Friday, July 03, 2009

Mel and the Cartels? Hmmm



By INVESTOR'S BUSINESS DAILY | Posted Thursday, July 02, 2009 4:20 PM PT

The Hemisphere: A Honduran official has warned that deposed President Mel Zelaya was in league with Venezuela's Hugo Chavez to ship drugs to the U.S. If true, can this really be the man the U.S. wants back in power?

Foreign Minister Enrique Ortez dropped a bombshell last week when he said Zelaya, the president who was thrown out by a constitutional process June 28 after defying the law, had a little side business with the Caracas caudillo allowing cocaine to roll into Honduras from Venezuela before heading to the U.S.

"Every night, three or four Venezuelan-registered planes land without the permission of appropriate authorities and bring thousands of pounds . . . and packages of money that are the fruit of drug trafficking," Ortez told CNN En Espanol. "We have proof of all of this. Neighboring governments have it. The DEA has it."

If Ortiz is right, the U.S. effort to restore Zelaya to power would be suicidal for U.S. efforts to destroy drug organizations south of our border. It would undercut Mexico's and Colombia's savage drug wars and give drug lords such as the Sinaloa cartel's Shorty Guzman, who has bases in Honduras, reason to strengthen operations.

It also means the U.S. must start asking questions about Chavez's role in the drug trade now that U.S.-Venezuelan diplomatic ties are being restored. Right now, it's such a hot potato that nobody in either the State Department or the Drug Enforcement Administration wants to comment on it.

Zelaya's return would put the U.S. in a dilemma. The U.S. has gone along with the Chavez-led global consensus denouncing Zelaya's exit as a coup d'etat and condemning the current Honduran government. But that position means the U.S. would have to cut off a $43 million aid package to Honduras that includes drug-fighting.

This is why the legal definition of "coup" is so touchy.U.S. policymakers are stalling about labeling Zelaya's removal as such — though hotheads in the Obama administration, such as U.N. Ambassador Susan Rice, don't hesitate to use the term.

It also would represent a sorry retreat on current policy.

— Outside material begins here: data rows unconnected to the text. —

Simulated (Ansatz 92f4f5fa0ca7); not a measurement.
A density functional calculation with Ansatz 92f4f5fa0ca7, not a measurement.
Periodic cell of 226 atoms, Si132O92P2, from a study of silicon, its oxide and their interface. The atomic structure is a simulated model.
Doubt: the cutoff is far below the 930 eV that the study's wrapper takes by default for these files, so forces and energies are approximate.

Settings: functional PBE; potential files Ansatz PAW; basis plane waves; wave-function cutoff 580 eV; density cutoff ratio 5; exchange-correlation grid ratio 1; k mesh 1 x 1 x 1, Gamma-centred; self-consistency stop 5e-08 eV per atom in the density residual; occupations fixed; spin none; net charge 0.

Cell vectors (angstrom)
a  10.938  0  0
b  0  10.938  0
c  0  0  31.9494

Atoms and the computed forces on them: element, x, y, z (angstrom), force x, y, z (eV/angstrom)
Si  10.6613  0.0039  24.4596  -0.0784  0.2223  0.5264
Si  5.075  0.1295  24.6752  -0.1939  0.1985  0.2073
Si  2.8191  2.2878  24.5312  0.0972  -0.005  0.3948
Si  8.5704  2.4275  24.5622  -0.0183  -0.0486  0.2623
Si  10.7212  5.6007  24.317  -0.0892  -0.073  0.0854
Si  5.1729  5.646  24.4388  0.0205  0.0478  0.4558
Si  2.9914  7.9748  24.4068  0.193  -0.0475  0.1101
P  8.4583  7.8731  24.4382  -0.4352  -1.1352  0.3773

In 1989, the U.S. took out Manuel Noriega in a military operation over his ties to the Medellin cartel. In 1994, the U.S. cut off aid to Colombia when its new president, Ernesto Samper, was caught on tape with the kingpins of the Cali cartel and taking their cash.

Restoring Zelaya and then pretending the drug war can be won would be a travesty, harming the interests of the U.S. and all the battered nations fighting drugs alongside us.

Ortez's warning lacks detail. But it does describe the well-known problem of traffickers using Central American countries as transshipment points for drugs. This has gotten worse since Zelaya made his alliance with Chavez two years ago.

The aircraft landings, many of which become known after they've crashed with multiton shipments — cannot happen without the president of a small country knowing about them.

The recent high-profile murder of an attorney investigating money-laundering in Guatemala highlighted the problem of corruption extending all the way to the president of that country. Before he was shot dead in the street, Rodrigo Rosenberg videotaped testimony calling Guatemala's president his murderer and said the motive was to cover up the drug-linked corruption he was probing.

This same drug onslaught has slammed Honduras with crime and corruption. The country now has the highest murder rate in the hemisphere, with 4,000 dead in 2008.

It's a fact that the crime has gotten worse under Zelaya, whose commitment to the war on drugs is weak. The leftist demagogue's call to legalize drugs last October didn't come out of some principled libertarian impulse.

If Zelaya is behind Honduras' drug problems, then he can't be allowed back into the country. An international investigation must be undertaken, and Honduras must provide information.

If Zelaya is found to be in league with Chavez on drugs, then the quarrel over whether or not he was removed in a coup becomes a small matter. Then the only place for this former dictator is a jail cell, the same as Noriega got.